MLex, the leading source of insight on regulatory risk (and by now a Bloomberg subsidiary), yesterday reported that the European Commission's Directorate-General for Competition (DG COMP) has asked Qualcomm questions about an antitrust complaint Apple had filed earlier this year and that I believe hasn't previously been reported on by anyone. According to Matthew Newman, one of the best-connected EU reporters (among other things, he was spokesman for a commissioner), the complaint relates to Qualcomm's patent enforcement against Apple in Germany (trials will take place in Mannheim and Munich over the next few months, with one in each city scheduled for next week) targeting iPhones that incorporate Intel baseband chips.
In January, the EU's competition authority slammed Qualcomm with a $1.2 billion fine for its exclusionary conduct in the years 2011-2016 when Apple was contractually precluded from sourcing baseband chipsets from Qualcomm's competitors such as Intel. As Commissioner Vestager explained at the time, Qualcomm had "taken measures to avoid competition on the merits" in its quest for total market dominance.

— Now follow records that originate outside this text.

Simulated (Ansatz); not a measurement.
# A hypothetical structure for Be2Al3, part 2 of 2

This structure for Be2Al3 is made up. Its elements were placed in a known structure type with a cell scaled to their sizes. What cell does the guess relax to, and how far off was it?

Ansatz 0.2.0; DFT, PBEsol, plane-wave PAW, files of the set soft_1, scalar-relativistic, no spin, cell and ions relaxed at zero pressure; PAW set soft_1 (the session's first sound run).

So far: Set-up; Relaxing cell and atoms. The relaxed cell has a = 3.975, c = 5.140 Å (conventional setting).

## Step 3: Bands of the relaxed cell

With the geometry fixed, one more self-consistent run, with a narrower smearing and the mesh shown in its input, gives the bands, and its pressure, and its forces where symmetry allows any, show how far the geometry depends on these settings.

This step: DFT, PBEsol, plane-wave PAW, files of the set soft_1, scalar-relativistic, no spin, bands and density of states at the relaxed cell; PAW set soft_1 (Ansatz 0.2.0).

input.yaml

The way I understand the new MLex report, the Apple complaint that the EU is now investigating on a preliminary basis alleges that Qualcomm is pursuing the same monopolization objective just by different means: in this case, through the enforcement of patents against Intel-based iPhones in Germany. In the EU's largest economy, injunctive relief is available as a legal remedy, i.e., without the kind of equitable analysis U.S. courts perform under eBay, though even German courts can deny injunctive relief, or stay entire cases, over antitrust considerations, under the ancient Roman dolo agit doctrine, according to which no one can claim something he has an obligation to return immediately. For standard-essential patents, German courts must and do follow the Huawei v. ZTE ruling by the Court of Justice of the EU. However, the German Qualcomm v. Apple cases, unlike Huawei v. ZTE, do not involve FRAND-pledged standard-essential patents.
I would put it this way: in order to originally keep, now force Intel out of the wireless baseband chipset market, Qualcomm has first used a carrot--giving Apple a better deal in exchange for exclusive arrangements--and then, after Apple refused the carrot and started buying chips from Intel anyway, a stick: patent infringement lawsuits.
Over the carrot, Qualcomm has already been fined (a decision that it is appealing in court). In July, the Commission sent Qualcomm a supplementary Statement of Objections (SO) on predatory pricing. And now the question is whether the ongoing preliminary investigations relating to the stick will result in formal investigations, which in turn could lead to yet another SO and, potentially, another fine.
Such escalation would not be unprecedented. Google knows what it's like when you start being investigated over one issue (vertical search engines), then over the next one (Android, with a record fine), and when there are stakeholders who are prepared continue to bring new complaints unless certain kinds of behavior come to an end.
It has worked out for me in logistical terms to be able to attend next week's Qualcomm v. Apple trials in Germany. I still have some things to do in Germany and will therefore be able to report on what's going on there. A patent family Qualcomm is asserting in Munich raises a broader concern over the scope of software patents in Germany that sends a shiver down the spine of a former anti-software-patent campaigner, but the antitrust implications of cases specifically targeting Intel-powered iPhones (given that Intel is the only major competitor, thanks to its iPhone deal with Apple, that Qualcomm is facing at the moment) are even more important in the global scheme of things.